Furthermore the income tax takes more money out of the hands of the rich, which could be put back into the economy to create more and better paying jobs. There really is no reason to have an income tax, since most taxes received from the rich are from business transactions and capital gains. Oh, and the income tax actually puts another tax on the poor, which just makes them poorer. It also over complicates things and allows for special interest groups to take full advantage of our tax system! [4]

Also, I don't see why people that choose not to work or are fired should get a free ride from the system. The only thing the government should provide for these people is an opportunity to get back into the work force, not a free pay check for a prolonged period of time. Now if you can't work or you're too old to work, that's a different story, but that also has nothing to do with the resolution. We're talking about income equality after all, not whether or not we should have a societal safety net.

"First, it must ensure fair work.…"

Actually slave labour is not the most effective way to create prosperity. If you were to compare the free states of 1855 America to the slave states of 1855 America you'd see a huge difference in prosperity between the two; namely that the north was much more prosperous than the south, because it had a free labor system, where people were free to prosper on their own merits. Also, my opponent is attempting to put up an Egyptian straw man here, while Egypt has nothing to do with his resolution. [5]
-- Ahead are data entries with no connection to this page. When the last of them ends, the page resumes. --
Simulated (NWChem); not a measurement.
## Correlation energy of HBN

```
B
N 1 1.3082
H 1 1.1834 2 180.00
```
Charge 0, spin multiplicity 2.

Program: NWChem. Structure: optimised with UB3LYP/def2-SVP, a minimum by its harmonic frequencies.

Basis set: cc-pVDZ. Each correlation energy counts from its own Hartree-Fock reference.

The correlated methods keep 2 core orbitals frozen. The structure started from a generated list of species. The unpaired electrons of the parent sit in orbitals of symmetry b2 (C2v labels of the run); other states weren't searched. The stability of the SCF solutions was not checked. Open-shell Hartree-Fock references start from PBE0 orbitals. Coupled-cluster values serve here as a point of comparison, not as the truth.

Furthermore, you say the government should ensure fair work, but you don't say how. Do you want the government to provide jobs for everyone? You said that economic equality isn't socialism, but what you are suggesting sounds an awful lot like socialism. What is it that you want exactly, because I have no idea from reading your argument?
"Compassion is so important because…."

MY opponent is arguing for the logical extreme here. The Soviet Union had economic equality; everyone was poor. The Soviet Union also touted the most oppressive dictators and oppressive regimes known to mankind, killing millions of its own people. Is that not psychotic? Is it psychotic to allow people to fail or succeed on their own merits, and not give them more taxes when they succeed to take care of the poor? No, it is perfectly sane to allow people to enjoy their hard earned wealth. Compassion has nothing to do with this argument.

As for the free market, there are bubbles and busts in every free economy. One of the worst economic crises in US history happened during a period when we had a lot of welfare programs for society, when government was at its largest. I'm referring to stagflation of course. Cutting government spending and lowering interest rates got us out of that economic crisis, and yes we've had crises since then, but none have been so big as the one in the 70's. When you give people the right to make choices, they will make bad choices sometimes, that's just the way it works, but they are also much more likely to make the right choices and come to the right conclusions than big government ever will be.

"Curtis argued that Greenspan's policies mirrored…."

President Clinton's administration lower interest rates and cut government spending while they were in office, which was almost a decade before the Great Recession. What happened between then? Oh yea, two wars and a massive increase in government spending. You know, the same things that lead to the stagflation crisis of the late 70's and was remedied by lowering interest rates and cutting spending? I rest my case. [6]

Conclusion

My opponent has tip toed around the resolution, hitting points that have nothing or little to do with economic equality. Furthermore, he provides no sources and actually tells you to go look it up yourself. Need I say more?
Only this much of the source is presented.